Date: 2007-12-02 04:42 am (UTC)
From: [identity profile] redneckgaijin.livejournal.com
Why should you take pride in work you don't want to do- which is pretty much the definition of most minimum-wage jobs? People working minimum wage are almost always looking to do something, ANYTHING else, and are only surviving until an opening comes in the field they want to pursue.

When that something else opens up, what loyalty should they show their minimum-wage employer? After all, that employer would drop them in a heartbeat if it got the manager a bonus to do so, or if profits declined. The working conditions are usually miserable, morale nearly nonexistent, and incentive to improve things utterly absent.

If you work hard and do your best, you don't get paid more, you might even get reprimanded, and no difference is made. You don't even get the satisfaction of a job well done, because it's not a job you ever wanted to do. In short, there is no incentive to do anything more than the absolute minimum required to not get fired.

I've always thought the work ethic was a method the rich used to keep the poor from realizing just how shitty things were for them. -Right- work- the work you love, the work you seek out to live on- is good for its own sake, but not work done for someone else merely to survive.

Date: 2007-12-02 05:06 am (UTC)
From: [identity profile] omorka.livejournal.com
Why should you take pride in work you don't want to do . . . ?

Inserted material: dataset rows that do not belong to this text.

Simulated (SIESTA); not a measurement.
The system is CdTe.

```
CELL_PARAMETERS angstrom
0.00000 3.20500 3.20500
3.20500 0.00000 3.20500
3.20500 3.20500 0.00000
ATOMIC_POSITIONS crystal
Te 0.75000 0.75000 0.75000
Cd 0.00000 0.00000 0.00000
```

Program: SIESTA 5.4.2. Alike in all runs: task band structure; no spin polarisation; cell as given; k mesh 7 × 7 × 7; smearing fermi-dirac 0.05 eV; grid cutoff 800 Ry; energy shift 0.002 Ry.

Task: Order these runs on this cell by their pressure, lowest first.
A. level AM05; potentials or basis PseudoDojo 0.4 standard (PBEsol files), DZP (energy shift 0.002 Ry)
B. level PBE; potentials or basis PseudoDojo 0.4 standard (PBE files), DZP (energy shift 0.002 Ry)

Because it needs to get done, and no one else is doing it. There is a nobility in a row of crops weeded, a bale of hay put up for winter, a ditch well dug, a wall in a new apartment set and properly fastened. There is even some good done in helping a customer find exactly the blouse/toy/book/shade of paint s/he wanted and explaining how to put it together/use it/mix it, in whatever joy or at least satisfaction you can give to that other person. Granted, it's much, much harder to find in a crappy service job than in one that has tangible results like a building, a ditch, or a row of crops. But that doesn't mean it's not there.

You don't even get the satisfaction of a job well done, because it's not a job you ever wanted to do.

And that's exactly the attitude that I'm talking about here. Working hard and doing your best is something one should be able to do because of the work, not because of the level of one's pay. That this culture is structured in such a way that people often have to give up vocations that they're good at, that they find satisfaction in, and that benefit other people so that they can take one that pays more, just so they can survive, is one of the nonsexual things that I find deeply broken about it. And that we have an awful lot of jobs - not careers, not professions, not vocations, just out-and-out jobs - that are soul-crushing, stupid things that no one really wants to do and that don't need to be done is just ridiculous. Worse, it encourages people who are in actual careers to treat them like jobs and take no pride in their work, either.

I'm not sure whether it's done for someone else or not makes that much of a difference. For me, work is inherently more meaningful when it's not just done for myself; my own work is done for 70 kids a day and for the Imperatrix Mathematica, and it's serving them that makes it worthwhile work. Most, although certainly not all, of those kids are lower on the socioeconomic ladder than I am, and this was even more true at Ramton. Then again, the people I work for are not the ones who pay me, either.

Date: 2007-12-02 03:37 pm (UTC)
From: [identity profile] northwall.livejournal.com
i ended up in law school because i was afraid of the real world when i graduated college. i never really wanted to lawyer. there's a very strong implication here (at my school) that the only legal work worth doing is trial work. those of us who don't care about that are sort of the stupid children, the disappointments. i've developed an attitude that whatever i do for work is just a job, and the life i have outside of it, family and friends, is what i'm really around for. i realize this plays directly into the problem you're talking about... after thinking about your post a little bit, i figured out that's why i want to do gvt or nonprofit work. i have to feel like i'm combating some injustice rather than arguing the side i'm paid to argue. i think there IS still justice on the civil side of litigation, i just don't believe strongly enough in it to follow that path.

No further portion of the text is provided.